Athens: where to stay, what to skip and why it is better than you expect
City GuideGreece

Athens: where to stay, what to skip and why it is better than you expect

Athens is the most underrated capital in southern Europe. The Acropolis is only the beginning — Monastiraki, Psyrri and Koukaki are where the city reveals what it actually is.

7 min read

Athens has a reputation problem that bears no relation to the actual experience of being there. For most of the last decade the city was understood primarily as a chaotic transit stop en route to the islands. Neither that framing nor the older one — a city best known for a financial crisis — reflects what Athens actually is: a Mediterranean capital with 3,000 years of architectural layering, one of the great street food and restaurant cultures in Europe, an urban nightlife scene that does not begin until midnight, and hotel prices that feel almost implausibly reasonable by Western European standards.

The Acropolis and its immediate context deserve everything said about them. The Parthenon at sunrise — book the first-entry slot at 8am — is one of the most awe-inspiring sights in the world, and the New Acropolis Museum below it is among the best-designed archaeological museums in Europe. Where most guides go wrong is treating this as the beginning and end of Athens, when the more interesting question is what the neighbourhood around it looks like once you step off the tourist circuit.

Monastiraki and Psyrri, the interconnected neighbourhoods below the Acropolis, are the city's most energy-dense areas. The Monastiraki flea market — sprawling, disorganised and genuinely interesting — takes up several blocks every day and expands dramatically on Sundays. The squares and side streets of Psyrri, which begin where the tourist circuit ends, are full of bars and restaurants that function as genuine neighbourhood businesses rather than tourist infrastructure. The rooftop bars of Monastiraki with direct Acropolis views are a specific experience worth prioritising at sunset. Plaka, the neighbourhood directly beneath the Acropolis walls, is beautiful and architecturally significant but heavily touristed — the restaurants are priced accordingly.

Koukaki, south of the Acropolis, has emerged in the past five years as the neighbourhood most worth paying attention to. The area around Veikou Street is concentrated with independent coffee shops, natural wine bars and small restaurants serving contemporary Greek cooking rather than the tourist-menu version. Hotel options here tend toward well-designed boutique properties at prices 20–30% lower than equivalents in Monastiraki. The Acropolis is a fifteen-minute walk. The neighbourhood has the quality that marks cities at the right stage of their development: genuinely good without knowing how good it is.
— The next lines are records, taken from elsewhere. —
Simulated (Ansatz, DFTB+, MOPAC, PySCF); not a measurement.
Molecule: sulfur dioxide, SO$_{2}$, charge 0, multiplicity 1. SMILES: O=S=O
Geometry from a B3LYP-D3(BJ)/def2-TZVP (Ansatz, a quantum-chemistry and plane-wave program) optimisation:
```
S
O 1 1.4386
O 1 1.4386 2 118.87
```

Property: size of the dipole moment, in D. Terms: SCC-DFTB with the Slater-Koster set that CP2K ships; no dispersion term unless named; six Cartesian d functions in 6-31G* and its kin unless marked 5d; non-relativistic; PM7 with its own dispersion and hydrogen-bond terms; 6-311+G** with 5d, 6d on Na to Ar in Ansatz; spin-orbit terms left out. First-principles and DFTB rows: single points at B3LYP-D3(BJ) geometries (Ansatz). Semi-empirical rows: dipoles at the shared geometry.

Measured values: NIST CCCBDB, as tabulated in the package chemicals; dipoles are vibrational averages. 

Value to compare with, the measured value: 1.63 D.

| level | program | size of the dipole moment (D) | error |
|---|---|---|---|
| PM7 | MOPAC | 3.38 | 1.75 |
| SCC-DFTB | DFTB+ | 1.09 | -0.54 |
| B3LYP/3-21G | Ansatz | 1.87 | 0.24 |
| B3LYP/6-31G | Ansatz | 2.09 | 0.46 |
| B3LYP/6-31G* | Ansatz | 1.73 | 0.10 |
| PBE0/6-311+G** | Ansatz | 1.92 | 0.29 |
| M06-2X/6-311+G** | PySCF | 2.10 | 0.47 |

Athens works best as a three-to-four-night base before or after island travel. The combination of city days — Acropolis, Ancient Agora, National Archaeological Museum, afternoon ouzo in Psyrri — with island time is one of the most satisfying itinerary structures in European travel. The city is also well-connected to the islands: the port of Piraeus is 45 minutes by metro, with frequent ferries to Santorini, Mykonos, Paros and most of the Cyclades. The practical case for spending real time in Athens rather than rushing to the ferries has never been stronger.